Thursday, May 14, 2009

Worth the Trek...

The last movie I had seen before yesterday was Lord of the Rings III, I think.  So my impressions of the new Star Trek arise from someone who is essentially a movie dropout. Just a caveat.

That said, I enjoyed the movie and recommend it.  However, I'm pretty certain I wasn't the target audience, nor should I have been. Some specifics:
  • The camera work - I realize the rage is for extreme closeups and quick, eye-dazzling cuts of 2-3 seconds, but I cannot get into this style. The lack of stability to comprehend a scene or even make out what the heck is happening, let alone add timing and pace to the action was jarring.  Just like we now have to look at the nostril hair of the guy shooting a free throw, you get to see every whisker and blemish while struggling to figure out perspective and even sizes.  And why we need shoulder-camera jerkiness in a sci-fi flick is beyond me.  Do they want us to think it was a reality show?
  • The actors did a remarkable job creating younger versions of their counterparts. McCoy was the best, I think, but all captured many of the quirks and mannerisms of the guys I knew.  Kirk was over the top, IMHO.
  • The time-travel paradoxes lost me completely.  Look, I know it's science fiction, but the premises were shaky and the exposition baffling.  Veterans like myself may spend too much time reacting to obvious inconsistencies.
  • I still have no idea what the bad guy was up to or really why.  Or how you make starship captain two weeks out of the Academy.
  • Lordy, they love hand-to-hand violence. The sheer unreality of modern personal combat common in all action films reminds me of how often in Westerns guys would get knocked unconscious with a gun butt.  I grew up thinking you could really casually temporarily render someone inert with few problems or consequences.  Obviously today we have raised the bar, and the video game aspect of the action is cartoonish to me.
I'm glad I saw it, but it wasn't one I would add to the collection.  It's a new Trek for new fans with much less humanity and plot and point.  And being a prequel, it doesn't even have the chance to embody a dream about the future.

Maybe I'll go see another movie in a few years.

1 comment:

Anonymous said...

Was he wearing a red shirt?

Judi and I went to see TREK opening night and took the kids last night. So-is time travel posible? Probably not, but it does great things for the movies. If possible then one can have multiple dramas in the same time frame or multiple time frames and the hits just keep coming. With all of Star Trek now altered with a new time line, well you could have the Wrath of Khan all over again, but just different in a new time line. This is before even the TV series so one could do all those shows over again, because time was altered. You could even have new Picard ones in this "new" time.

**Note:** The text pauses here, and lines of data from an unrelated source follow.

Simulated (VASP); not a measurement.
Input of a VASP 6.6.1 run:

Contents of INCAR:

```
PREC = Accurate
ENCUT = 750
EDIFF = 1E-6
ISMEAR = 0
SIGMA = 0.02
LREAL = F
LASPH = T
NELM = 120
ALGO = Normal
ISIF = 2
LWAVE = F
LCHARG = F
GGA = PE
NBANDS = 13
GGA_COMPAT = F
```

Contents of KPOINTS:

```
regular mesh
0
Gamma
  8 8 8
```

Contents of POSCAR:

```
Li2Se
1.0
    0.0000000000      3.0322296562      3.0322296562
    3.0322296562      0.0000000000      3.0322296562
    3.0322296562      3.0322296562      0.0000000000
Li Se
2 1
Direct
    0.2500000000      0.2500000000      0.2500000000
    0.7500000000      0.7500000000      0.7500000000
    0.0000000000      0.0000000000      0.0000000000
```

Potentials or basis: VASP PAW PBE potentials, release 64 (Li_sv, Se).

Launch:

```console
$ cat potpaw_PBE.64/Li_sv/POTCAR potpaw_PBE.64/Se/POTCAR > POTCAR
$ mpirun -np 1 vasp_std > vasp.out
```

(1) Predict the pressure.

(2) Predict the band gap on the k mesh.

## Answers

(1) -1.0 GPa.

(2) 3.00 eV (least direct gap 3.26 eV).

Star Trek over and over and over again.

How convenient for a movie studio to keep a winning combination alive.

Terminator a whole movie series based on time travel. Dune yes the book not the dumb movie - space travel depended on the "folding" of both space and time.

We like sci-fi just have to let the old imagination go and take some things at face value.

So far Star Wars just happened a long time ago, in a galaxy far far away.

Yes, Bones was played very very well, it could be an Oscar for supporting roll, but commercially promoted succesful entertaining films don't count in the "real" hollywood. And Kirk over the top? Why he was never over the top in the TV series?

Over all a very good film, lets hope the new terminator is as good.

Very wet here in the actual center of central Illinois.